The exhibition, which consists of 18 monumental, high-resolution photographic works, some presented as multi-panel installations, takes as its subject the participants of an annual arts event in Laguna Beach, California—the Pageant of the Masters—known for its elaborate tableau vivant presentations. This context connects two of the most beloved cultural institutions of Laguna Beach, a city originally founded as an arts colony in the early 20th century, while celebrating the broader history of art and photography that defines the cultural heritage of California.
“How fortunate for us that a photographer of Matthew’s stature found a perfect subject for his art in Laguna Beach,” said Dr. Warner. “We’re proud to be showcasing his genius and celebrating the fabulous ‘art people’ of the Pageant of the Masters.”
In Rolston’s brilliant, richly hued portraits, the artist offers not only a deeply poignant and personal account of the Pageant of the Masters and its participants, but also underscores the uncanny ways in which these works bring out fundamental aspirations of the human spirit and its underlying impulse towards art creation.

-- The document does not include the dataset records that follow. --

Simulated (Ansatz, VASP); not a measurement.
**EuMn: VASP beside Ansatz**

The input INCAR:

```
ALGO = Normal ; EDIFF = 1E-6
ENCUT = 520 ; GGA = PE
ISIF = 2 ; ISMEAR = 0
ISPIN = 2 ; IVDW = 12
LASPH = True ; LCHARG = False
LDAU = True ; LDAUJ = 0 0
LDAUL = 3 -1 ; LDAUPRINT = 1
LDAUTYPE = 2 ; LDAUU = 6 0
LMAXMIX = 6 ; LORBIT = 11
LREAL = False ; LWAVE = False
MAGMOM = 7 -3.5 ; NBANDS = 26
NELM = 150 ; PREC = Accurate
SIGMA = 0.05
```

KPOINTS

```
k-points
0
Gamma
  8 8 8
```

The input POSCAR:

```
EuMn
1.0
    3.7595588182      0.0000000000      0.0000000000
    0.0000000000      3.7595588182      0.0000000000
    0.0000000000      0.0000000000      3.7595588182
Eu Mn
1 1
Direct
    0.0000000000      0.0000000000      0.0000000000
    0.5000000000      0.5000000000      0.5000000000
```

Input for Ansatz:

Accompanying the exhibition is a lavishly illustrated museum catalogue with essays by cultural critic and journalist Christina Binkley, the Pageant of the Masters scriptwriter Dan Duling, and respected scholar Nigel Spivey, Senior Lecturer in Classical Art and Archaeology at the University of Cambridge, alongside carefully selected images from art history that contextualize the work in the exhibition. The catalogue will be offered in two versions, a luxurious trade edition as well as a deluxe limited collector’s edition featuring a signed print by the artist.
Raised in postwar Los Angeles, Matthew Rolston was exposed to an eclectic merging of classical art and Hollywood imagery from a very young age. His most formative early art-going experiences included seeing historic British portraiture and European sculpture on view at The Huntington Library, Art Museum and Botanical Gardens in San Marino, California, as well the numerous occasions upon which he attended the Pageant of the Masters performances in Laguna Beach with family. It was at the Pageant that he saw qualities that would influence his later work as a professional photographer—the theatricality, role-playing, gender reversals and, above all, a highly-attuned sense of glamour that has become a hallmark of his lens.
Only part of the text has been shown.